Using Persistent WebSockets reduces the need for repeated network wake-ups, thus conserving battery life on driver devices. Additionally, this method minimizes network overhead after the initial connection is established, making it a more bandwidth-efficient solution that is well-suited to handle our scale and real-time operational demands.
NOTE: Two Approaches with WebSocket:
- Use a Load Balancer with an IP Hash Algorithm (Sticky Sessions) to determine the server instance where the WebSocket connection is maintained.
- Use an independent WebSocket Manager that maintains the mapping of each user to the appropriate server instance for their location.
2. Rider Getting Nearby Drivers
Approach 1: Polling to Get All Nearby Drivers
The rider's app periodically sends HTTP GET requests to the server to fetch the latest locations of drivers near their current location. This polling is done at regular intervals (e.g., every 30 seconds), regardless of whether there have been any changes in driver locations.
Pros:
- Simplicity: Implementing this approach is straightforward. It uses basic HTTP requests which are easy to set up and manage.
- Compatibility: Works on all platforms and doesn't require maintaining a continuous connection, which simplifies client-side logic.
Cons:
- Network and Battery Consumption: Each poll sends a complete HTTP request with headers, which consumes more data and more battery due to the radio having to power up frequently.
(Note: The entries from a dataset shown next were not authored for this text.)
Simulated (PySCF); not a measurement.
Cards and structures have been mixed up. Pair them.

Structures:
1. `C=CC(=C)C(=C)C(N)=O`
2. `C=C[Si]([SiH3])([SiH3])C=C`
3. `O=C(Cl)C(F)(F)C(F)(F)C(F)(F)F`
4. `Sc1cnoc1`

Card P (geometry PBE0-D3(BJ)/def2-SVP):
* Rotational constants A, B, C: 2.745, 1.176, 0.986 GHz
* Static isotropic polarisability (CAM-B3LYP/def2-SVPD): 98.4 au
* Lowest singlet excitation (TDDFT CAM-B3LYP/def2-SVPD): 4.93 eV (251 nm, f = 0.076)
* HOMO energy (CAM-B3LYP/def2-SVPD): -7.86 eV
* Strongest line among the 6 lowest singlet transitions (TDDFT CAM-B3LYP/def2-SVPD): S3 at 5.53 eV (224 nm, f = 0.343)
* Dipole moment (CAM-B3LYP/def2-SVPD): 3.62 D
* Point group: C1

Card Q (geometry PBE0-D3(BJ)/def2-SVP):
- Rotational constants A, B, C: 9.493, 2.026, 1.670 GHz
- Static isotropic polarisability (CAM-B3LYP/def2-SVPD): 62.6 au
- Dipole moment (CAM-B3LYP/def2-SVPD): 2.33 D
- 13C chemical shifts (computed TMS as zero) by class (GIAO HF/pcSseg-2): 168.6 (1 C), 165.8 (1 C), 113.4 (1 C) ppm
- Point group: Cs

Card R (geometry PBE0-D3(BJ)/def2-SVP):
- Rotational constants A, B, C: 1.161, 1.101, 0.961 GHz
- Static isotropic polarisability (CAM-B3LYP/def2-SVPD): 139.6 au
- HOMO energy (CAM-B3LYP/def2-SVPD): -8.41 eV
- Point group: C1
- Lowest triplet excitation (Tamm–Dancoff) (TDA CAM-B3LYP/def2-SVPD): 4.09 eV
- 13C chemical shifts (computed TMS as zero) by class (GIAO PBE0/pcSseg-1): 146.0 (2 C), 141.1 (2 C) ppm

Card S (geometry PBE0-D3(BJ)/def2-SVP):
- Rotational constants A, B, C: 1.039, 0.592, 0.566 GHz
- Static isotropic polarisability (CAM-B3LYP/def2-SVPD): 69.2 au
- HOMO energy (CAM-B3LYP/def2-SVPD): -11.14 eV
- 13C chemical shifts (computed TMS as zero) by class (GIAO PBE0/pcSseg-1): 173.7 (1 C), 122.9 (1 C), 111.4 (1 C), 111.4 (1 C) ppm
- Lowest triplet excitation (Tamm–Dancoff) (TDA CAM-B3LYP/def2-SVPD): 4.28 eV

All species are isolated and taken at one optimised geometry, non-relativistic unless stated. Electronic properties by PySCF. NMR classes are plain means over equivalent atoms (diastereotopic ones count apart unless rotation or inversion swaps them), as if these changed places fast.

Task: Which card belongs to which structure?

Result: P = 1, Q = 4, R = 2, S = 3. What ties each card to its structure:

- Latency: There's inherent latency because of the time taken to establish a connection and wait for the server's response. Updates only occur at the interval frequency, so the information may not be current.
Approach 2: Persistent WebSocket Connections for Sharing Driver Locations (Preferred)
A persistent WebSocket connection is established between the rider's app and the server. This connection remains open, allowing real-time updates of drivers' locations to be pushed from the server as they change. This method provides a continuous flow of data and updates without needing to repeatedly request them.
Pros:
Real-Time Updates: Changes in drivers' locations are sent immediately to the rider's app, providing up-to-the-minute accuracy.
- Reduced Overhead: Once the WebSocket connection is established, data can be sent with minimal additional overhead, saving bandwidth.
- Battery Efficiency: More efficient on battery life compared to polling because the device maintains one constant connection without the frequent power spikes associated with establishing new HTTP connections.
Cons:
- Implementation Complexity: WebSockets are more complex to set up and require handling cases like connection drops and reconnecting, which can complicate the client and server-side code.
- Scalability and Management: Maintaining a large number of open WebSocket connections can be challenging as it requires a robust server infrastructure that can handle many simultaneous connections without degrading performance.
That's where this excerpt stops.